But, more than any one place in the city, I think it has the title of “most networky” place in Manhattan.

The building handles routing for AT&T’s long-distance phone network, and manages a lot of other communications data. A power failure in the building in 1991 interrupted nearly 10 million phone calls and pretty much all air traffic control at 400 of America’s airports. The NSA allegedly (thanks Snowden) monitors the communications of the UN, the World Bank, and forty or fifty countries from this building. It’s amazing to me, considering the building’s architecture, how self-effacing it is about it’s purpose: What is physically the most closed-off building in the city is in fact the most networked.

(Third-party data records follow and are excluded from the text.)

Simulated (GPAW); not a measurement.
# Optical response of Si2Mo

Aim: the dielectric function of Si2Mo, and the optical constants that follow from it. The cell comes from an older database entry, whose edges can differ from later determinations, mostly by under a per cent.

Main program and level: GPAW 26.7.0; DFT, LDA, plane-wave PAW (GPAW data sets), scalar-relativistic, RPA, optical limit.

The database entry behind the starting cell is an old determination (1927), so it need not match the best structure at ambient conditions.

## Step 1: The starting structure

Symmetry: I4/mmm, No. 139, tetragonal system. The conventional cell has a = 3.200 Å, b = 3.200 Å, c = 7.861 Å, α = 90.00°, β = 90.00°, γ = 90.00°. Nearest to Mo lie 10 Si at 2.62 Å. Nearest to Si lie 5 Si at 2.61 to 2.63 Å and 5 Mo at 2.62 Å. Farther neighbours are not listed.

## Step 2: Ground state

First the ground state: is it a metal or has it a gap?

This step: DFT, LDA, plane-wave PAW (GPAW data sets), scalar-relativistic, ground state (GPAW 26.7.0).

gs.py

3.) Rebecca Minkoff Dressing-Room “Smart Mirrors”

Think about the experience of trying clothes on in a dressing room at a store (us gals may find this more of a problem then men, judging by the studies on gender and fashion retail but w/e). You’re trying on what looks like a perfect pair of pants…but they’re too big. In a normal shopping experience, you’d have to take those off, put your clothes back on, and scramble around the store looking for a sales associate to help you find a different size.

Not here. Rebecca Minkoff’s stores are outfitted with smart touchscreen mirrors in their dressing rooms.

Need another size? Order it via the screen, and they’ll appear outside your fitting-room door in a few minutes. Want accessory recommendations for the outfits you have with you? The system can do that too. When it’s time to check out, you can use the interface too, thanks to RFID chips in the clothes.

The numbers show this is working economically: customers who use the experience purchase 30-40% more than the average customer. And it’s hard to understate another point about this: they beat Amazon to self-checkout. In the fashion industry, which is about as legacy and non-innovative on the whole as airlines are (when it comes to customer-centric approaches, at least).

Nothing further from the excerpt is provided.